Boosting entrepreneurial and small business growth is not just an objective of national government, but the City of Cape Town (in partnership with the private sector) is also looking to boost the local economy.
Earlier this year, the City of Cape Town announced that it would soon open a business hub to provide small, medium and micro enterprises (SMMEs) and entrepreneurs with guidance and to connect them to business development services. Whilst initially a walk-in facility, there are plans to launch an online version in the future. Partners include the Western Cape Trade and Investment Agency, Business Process Enabling South Africa, Cape Craft and Design Institute and Cape Information Technology Initiative.
Cape Town is renowned for its small businesses, from coffee shops and cafés to fitness centres and a host of services. It is now also recognised as the leading tech hub on the continent. The CBD, De Waterkant and Sea Point area are home to a large concentration of small businesses which operate alongside larger businesses including head offices in the CBD.
Blouberg is another fast growing area which now offers excellent commercial property opportunities according to Peter Rowell, a commercial property specialist with Seeff. He says that there has been an increase in property on the market with more sellers and a greater number of commercial vacancies on all fronts, from offices to retail and industrial.
The type of buyers and tenants looking right now tend to be those who have a successful existing business and want to look at moving to a new location or bigger premises, but there are plenty of space available for new business growth.
Prime properties situated in locations that are seen to be safe and easily accessible are generally sought-after. It is a good time for those tenants/owners who have a definite need for accommodation to source quality properties on more favourable terms.
Rental rates vary depending on the type of property and area but you can expect to pay around R67-R75/sqm for industrial property in Montague Gardens, R85/sqm for commercial property in De Waterkant and R110/sqm to R175/sqm for Century City and the CBD. In Newlands, you could pay around R180/sqm for commercial property, around R190/sqm in Claremont Upper and R220/sqm in Mouille Point.

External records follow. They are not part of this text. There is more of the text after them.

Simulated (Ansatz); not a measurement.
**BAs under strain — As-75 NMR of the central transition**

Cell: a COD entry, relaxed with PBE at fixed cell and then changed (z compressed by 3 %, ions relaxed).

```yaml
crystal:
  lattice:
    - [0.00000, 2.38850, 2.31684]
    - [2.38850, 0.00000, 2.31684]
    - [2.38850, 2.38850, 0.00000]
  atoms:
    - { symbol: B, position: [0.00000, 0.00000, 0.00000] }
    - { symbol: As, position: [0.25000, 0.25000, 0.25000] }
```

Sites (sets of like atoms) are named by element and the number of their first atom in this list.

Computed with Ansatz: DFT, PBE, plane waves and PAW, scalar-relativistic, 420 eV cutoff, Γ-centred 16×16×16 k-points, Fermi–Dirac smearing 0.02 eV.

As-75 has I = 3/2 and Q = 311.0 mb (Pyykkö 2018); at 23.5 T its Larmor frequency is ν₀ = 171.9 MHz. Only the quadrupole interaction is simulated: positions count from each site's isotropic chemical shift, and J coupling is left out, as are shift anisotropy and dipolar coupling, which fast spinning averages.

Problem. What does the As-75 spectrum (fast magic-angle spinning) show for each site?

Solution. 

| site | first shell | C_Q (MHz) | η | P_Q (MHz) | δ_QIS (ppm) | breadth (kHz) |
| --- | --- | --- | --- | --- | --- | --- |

Frances Gray-Mnukwana, a commercial property specialist with Seeff False Bay says that she is finding that there is a demand for smaller spaces while many business owners are also now looking to downsize to smaller space. The slow demand for retail space has seen some large shopping centres experiment with “pop-up shops” on short term rentals.
Some of the larger listed property companies are also accepting reduced rentals to fill their vacancies. Although commercial properties under R4 million are still attracting interest, clients are generally looking for smaller properties under R2 million and tenants are looking for less than 200sqm.
Tenanted properties with long leases and a good rate of return remain in demand. There is a decline in interest in the busy CBD and Claremont area due to high rental rates, traffic congestion and limited access to affordable parking which has boosted the surrounding areas such as Woodstock, Salt River and Paarden Eiland.
Prices of commercial property generally range from R1,5 million to R39 million. Rentals range from around R50-R65/sqm for industrial property and R120-R150/sqm for commercial space. Opportunities exist for smaller office units of less than 150sqm with affordable parking or secure off street parking as well as smaller light Industrial units with roller door access and good security priced between R70-R150/sqm.